Now that there are two up-and-coming web graphics technologies (SVG and
canvas), I thought I'd research them,
see what's the difference between them, and see if they're usable now.
Canvas Tag
The canvas tag got a lot of attention a while back when Apple announced
they were adding it to their Safari browser,
and that they were using it to implement some of their
Dashboard widgets.
What is it? Basically, the canvas tag is an "immediate mode" graphics
technology -- you start with an empty image jammed into your browser
page, and it's your job to color all the pixels using javascript. It's
going to be a "standard" by the
WHATWG.
Below is a summary of current browser support for the canvas tag:
- Firefox: 1.5 is first major Firefox release with it built-in
- Safari: version 2 has it
- Opera: 9 preview has it, will be in next major release
- IE: of course it doesn't support it. someone tried writing a small
javascript
emulator
but that was just an experiment and not a real project
Here are some cool demos using the canvas tag:
- Doom-like demo
- Make image
reflections
( how it works ) - L-Systems, some look like fractals
- Free-hand drawing
SVG
SVG, or Scalable Vector Graphics, was made a standard by the W3C years
ago (v1.0 in 2001 and v1.1 in 2003).
For a while it looked like just another W3C party where no one showed
up.
What is it? It's a "retained mode" graphics technology where you
declare your graphical model as a tree of objects,
and the browser takes care of rendering it for you. Since the browser
has your model, it can do lots of things for you like detect mouse
clicks on objects and
rescale your picture to an arbitrary resolution.

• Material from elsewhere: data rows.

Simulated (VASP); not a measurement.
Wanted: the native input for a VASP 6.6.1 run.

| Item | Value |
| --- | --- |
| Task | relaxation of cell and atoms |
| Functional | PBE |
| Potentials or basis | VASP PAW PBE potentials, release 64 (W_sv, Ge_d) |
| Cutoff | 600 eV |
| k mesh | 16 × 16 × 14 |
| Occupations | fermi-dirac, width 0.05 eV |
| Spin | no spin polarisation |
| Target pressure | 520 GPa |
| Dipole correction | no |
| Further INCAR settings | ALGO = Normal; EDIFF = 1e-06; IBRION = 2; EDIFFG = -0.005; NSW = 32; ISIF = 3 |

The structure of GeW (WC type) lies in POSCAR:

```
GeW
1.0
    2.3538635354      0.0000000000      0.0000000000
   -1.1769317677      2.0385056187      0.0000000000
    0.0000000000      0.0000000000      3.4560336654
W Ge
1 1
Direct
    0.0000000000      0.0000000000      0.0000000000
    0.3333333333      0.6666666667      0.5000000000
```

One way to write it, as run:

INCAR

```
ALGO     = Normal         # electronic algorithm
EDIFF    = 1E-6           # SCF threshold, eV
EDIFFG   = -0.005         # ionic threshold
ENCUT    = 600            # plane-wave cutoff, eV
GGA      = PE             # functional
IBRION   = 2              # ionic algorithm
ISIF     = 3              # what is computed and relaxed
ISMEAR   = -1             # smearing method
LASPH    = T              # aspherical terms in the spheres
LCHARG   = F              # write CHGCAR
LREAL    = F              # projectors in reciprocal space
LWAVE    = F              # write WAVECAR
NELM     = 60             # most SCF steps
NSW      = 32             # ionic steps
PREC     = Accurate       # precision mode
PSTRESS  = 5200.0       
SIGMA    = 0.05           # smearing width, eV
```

Below is a summary of current browser support for SVG:
- Firefox: 1.5 is first major Firefox release with
it
( summary of 1.5 features ) - Safari: currently in nightly builds, targeted for next release
- Opera: Opera 8 supports the important subset SVG 1.1 Tiny
- IE: of course it doesn't support it directly, but you can use the free Adobe plugin
Here are some cool demos using SVG:
Conclusions
I took a graphics class in college a decade and a half ago, and the
concepts remain exactly the same.
In general, SVG and canvas are complimentary, rather than competing,
technologies. Anything you can do in one,
you can do in the other, but each one is optimized for certain
situations.
Below, I put together a table summarizing the tradeoffs.
Feature SVG Canvas Draw geometric shapes Easy: use SVG tags Easy: use API Manipulate pictures Hard: Need to use poorly- or un-implemented image/feImage tags Easy: use API Object Model Easy: You declare model, browser renders it. Model is part of DOM. Hard: No model. You can maintain your own Javascript model (fun!). User interaction Easy: Event model is integrated Hard: None out of the box - you have to implement all event handling infrastructure, like tracking coordinates of objects in model. Resizing Easy: that's the S in Scalable Medium: You write the resizing code
You should know which technology to use based on your project and
requirements.
If you're just rendering some graphics, and you have no need for user
interactivity, then the canvas tag is more appropriate.
If you want to have user interactivity, or if you have some other need
for a model or user interaction, then SVG is more appropriate.
Ignoring the above trade-offs, if you want a technology that runs in all
major browsers right now, then you have to go with SVG.
And that's probably good, because my completely unscientific guess is
that SVG is more appropriate for most (but not all!) applications.
Bottom line: SVG tastes great, but canvas is less filling.
P.S. Just for fun, I generated a GANTT chart using SVG and
canvas
to show how to write simple stuff
(if you have IE, don't even try that link. :-). I learned that for
basic stuff, the APIs are quite similar. I also learned that
embedding SVG in HTML is a pain in the
butt, which is why I put it in a
separate page here.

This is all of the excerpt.